For a moment, we can be in their kitchens, standing in their shoes, and sharing their stories.

This holiday season, there are fewer gifts to buy and cards to mail. There are empty chairs at dinner tables and gaping holes in our hearts.

My family is disappearing. In just over a year’s time, I’ve lost my grandmother and two aunts. I am wondering what our holiday meals will look like this year – if my mom will host her annual Christmas Eve party or if we will not feel ready to gather in the absence of those we have lost.

Last year, my mom asked me to bring a dessert to her post-Christmas dinner party. I flipped through some cookbooks that I’ve collected through the years that typically only collect dust. I considered a pound cake with a lemon glaze. I contemplated brownies with a caramel drizzle. I thought about a carrot cake with cream cheese icing. Then I saw it: a dessert that my grandmother often made for my dad named, “Wayne’s Favorite Apple Chip Cake.” My mom had submitted the recipe to her church’s cookbook a few years ago.

I knew I had to make it.

“I’m bringing a dessert,” I told my mom over the phone, “I can’t tell you what is, though. It’s a surprise for Dad.”

“Okay,” she said, “I’m making homemade fudge, so as long as your dessert isn’t chocolate, it will be fine.”

I read over the list of ingredients. It was a fairly simple recipe. As I chopped apples and mixed dry ingredients, I wondered why it had been my dad’s favorite. Once I poured the batter into the Bundt pan and slid it into the oven, I began to understand. The scent of nutmeg, allspice, and apple were intoxicating. I wasn’t sure my dessert would last until the party.

I cradled that cake like a newborn on the way to my parents’ house. Once we were there, I placed it on the table and waited for my dad to notice. It didn’t immediately catch his attention, so I walked it over to him and asked him to guess what it was.

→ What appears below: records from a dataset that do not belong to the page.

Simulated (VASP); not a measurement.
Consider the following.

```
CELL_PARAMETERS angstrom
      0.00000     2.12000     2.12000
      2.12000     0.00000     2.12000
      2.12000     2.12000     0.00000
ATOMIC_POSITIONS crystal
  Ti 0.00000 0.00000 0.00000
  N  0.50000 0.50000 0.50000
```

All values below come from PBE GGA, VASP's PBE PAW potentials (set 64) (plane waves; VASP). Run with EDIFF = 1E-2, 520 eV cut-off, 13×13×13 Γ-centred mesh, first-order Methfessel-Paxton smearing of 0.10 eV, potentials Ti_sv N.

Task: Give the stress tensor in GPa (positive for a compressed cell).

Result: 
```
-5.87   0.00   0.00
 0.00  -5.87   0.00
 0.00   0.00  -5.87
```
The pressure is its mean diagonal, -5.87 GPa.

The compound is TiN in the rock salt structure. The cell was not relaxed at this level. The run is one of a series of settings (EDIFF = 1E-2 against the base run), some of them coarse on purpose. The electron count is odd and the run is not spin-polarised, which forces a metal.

“You made an apple chip cake!” he said, “that’s what my mom used to send me when I was away at college.”

He described the scent of the cake and how it made his hallmates flock to his room for a slice. The apple chip cake was wrapped and placed inside a shipping box, yet my dad’s friends were always aware of its arrival.

After dinner, we nibbled on a variety of desserts, and we all had a piece of “Wayne’s Favorite Apple Chip Cake.” At the end of the night, a little cake remained. I took a slice for myself and left the rest for my dad.

On the way home, I thought about how sacred family recipes are. Some are scrawled out in the handwriting of our aunts and grandmothers. They are smeared, stained, faded, and crumpled. Many are folded and stuffed into envelopes or slid inside cookbooks. But no matter how we find them, they can all tell us stories if we take the time to listen. We can imagine the flour residue on our grandmother’s apron, hear her fuss about someone using the rest of the brown sugar, and watch her update her shopping list on the back of a receipt.

Recipes are magic, really. We gather ingredients, combine them in their prescribed way, and end up with the same tastes and aromas that generations before us have enjoyed. For a moment, we can be in their kitchens, standing in their shoes, and sharing their stories.

I still don’t know what this year’s holiday meals will look like –
whether we will gather as an extended family or celebrate in our own homes. Either way, I’m going to spend some time going through my cookbooks and recipe collections. I want to follow one of my aunt’s recipes for a holiday dessert and make something that helps me connect and remember. I’m going to try to share her story – one ingredient at a time.